Reading The Pictures is dedicated to the analysis of news photos and media images.
April 20, 2005

Ratz on the Balcony

Balconycorner

If it had been up to John Paul, those cardinals would have better timed the news cycle. 

Because the ‘Zinger from the Vatican occurred in mid-day in the States, the story missed the papers.  However, this was the image that fronted the NYT website for most of the day.  (You can refer to a subsequently cropped version here.)

The caption read:

Under the crucifix that was carried before him, Pope Benedict XVI, “a simple, humble worker in the Lord’s vineyard,” blessed pilgrims from his balcony overlooking St. Peter’s Square.

One interesting thing about this shot is how little context it has to the balcony.  (In fact, in all the photos I’ve ever seen of that balcony, I don’t recall such a prominent view of a side wall before.)  With the lack of enthusiasm for the selection here in the west, does the image reflect the tendency to look askance at what’s transpired?  Could it be a case of isolating the new Pope before he gets the chance to do the same thing to more liberal Catholics, or to the secular or the Islamic world?

Also, the angle is disturbing.  It creates an inability to orient to the ground.  The framing marginalizes the new Pope and the icon, making the blackened corner the central focus.  It seems like a strange statement, but what is there to make of it — if anything?  Is the church suddenly off balance now?  Is the institution entering a black period, or working itself into a corner?   
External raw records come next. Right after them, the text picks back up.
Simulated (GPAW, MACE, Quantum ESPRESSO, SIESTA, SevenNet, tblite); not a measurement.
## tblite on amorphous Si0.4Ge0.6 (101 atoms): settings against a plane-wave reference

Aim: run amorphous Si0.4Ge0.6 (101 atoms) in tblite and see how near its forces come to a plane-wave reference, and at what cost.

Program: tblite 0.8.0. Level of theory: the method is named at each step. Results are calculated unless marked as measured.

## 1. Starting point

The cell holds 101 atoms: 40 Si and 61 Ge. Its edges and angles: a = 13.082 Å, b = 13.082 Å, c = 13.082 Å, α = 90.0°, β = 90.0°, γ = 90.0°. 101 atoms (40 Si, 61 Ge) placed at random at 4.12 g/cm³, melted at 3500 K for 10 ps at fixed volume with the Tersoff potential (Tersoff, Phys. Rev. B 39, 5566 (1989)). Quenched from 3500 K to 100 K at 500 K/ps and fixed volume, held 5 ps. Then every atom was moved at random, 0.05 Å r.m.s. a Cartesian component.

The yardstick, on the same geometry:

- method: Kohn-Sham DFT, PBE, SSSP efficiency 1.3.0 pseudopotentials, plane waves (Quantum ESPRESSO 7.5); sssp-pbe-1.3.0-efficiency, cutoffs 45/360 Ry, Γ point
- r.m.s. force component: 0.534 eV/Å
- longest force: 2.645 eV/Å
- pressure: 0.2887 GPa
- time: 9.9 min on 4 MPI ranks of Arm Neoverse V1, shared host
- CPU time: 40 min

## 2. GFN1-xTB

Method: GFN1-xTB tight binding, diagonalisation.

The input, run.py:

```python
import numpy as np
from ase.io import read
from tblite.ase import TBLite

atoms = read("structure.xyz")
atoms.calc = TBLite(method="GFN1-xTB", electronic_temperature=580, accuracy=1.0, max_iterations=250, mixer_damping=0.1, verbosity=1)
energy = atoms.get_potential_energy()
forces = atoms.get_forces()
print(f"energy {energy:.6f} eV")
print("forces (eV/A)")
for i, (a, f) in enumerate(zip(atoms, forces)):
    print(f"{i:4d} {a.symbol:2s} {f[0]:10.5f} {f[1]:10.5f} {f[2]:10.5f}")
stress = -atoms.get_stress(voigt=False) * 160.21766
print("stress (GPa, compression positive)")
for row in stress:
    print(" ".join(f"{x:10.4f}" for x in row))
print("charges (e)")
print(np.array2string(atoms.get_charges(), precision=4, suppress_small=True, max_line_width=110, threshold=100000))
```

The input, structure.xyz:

Above all, you have to wonder — in this critical first shot of a Pope introducing himself to the world — how we could appear so isolated.  It would seem even the world’s most reclusive man would come off like a great populist at a moment like this.  In this image, though, there is no sense of the crowd and only the slightest connection to it.  Rather, we have Benedict as close to the house as he could be.

Ratzinger, however, is not just set back.  He is also situated to an extreme side.  Of course, this might suggests any number of things.  (Not the least, that he’s an extremist.)  It could also telegraph that the man has his own edges to deal with.  It raises the possibility — at age seventy-eight — he could have only marginal impact.  Considering the stature of his predecessor, it might reinforce the concern he’ll be seen as a side act.  Or, given the amount of time John Paul was ill, it might hint Ratz had already been running the show from the sidelines.

The other thing that’s notable is the prominence of that crucifix.  To me, its luster seems less about spirit than treasure.  (Of course, a Pope also prays for that.)  There was another thing that struck me about it, though.  If you count the five figures, it makes Ratzinger the sixth man in the picture. 

On your first day on the job, when the stage is yours alone, it seems a little tough to be so isolated, but, at the same time, to not quite stand out.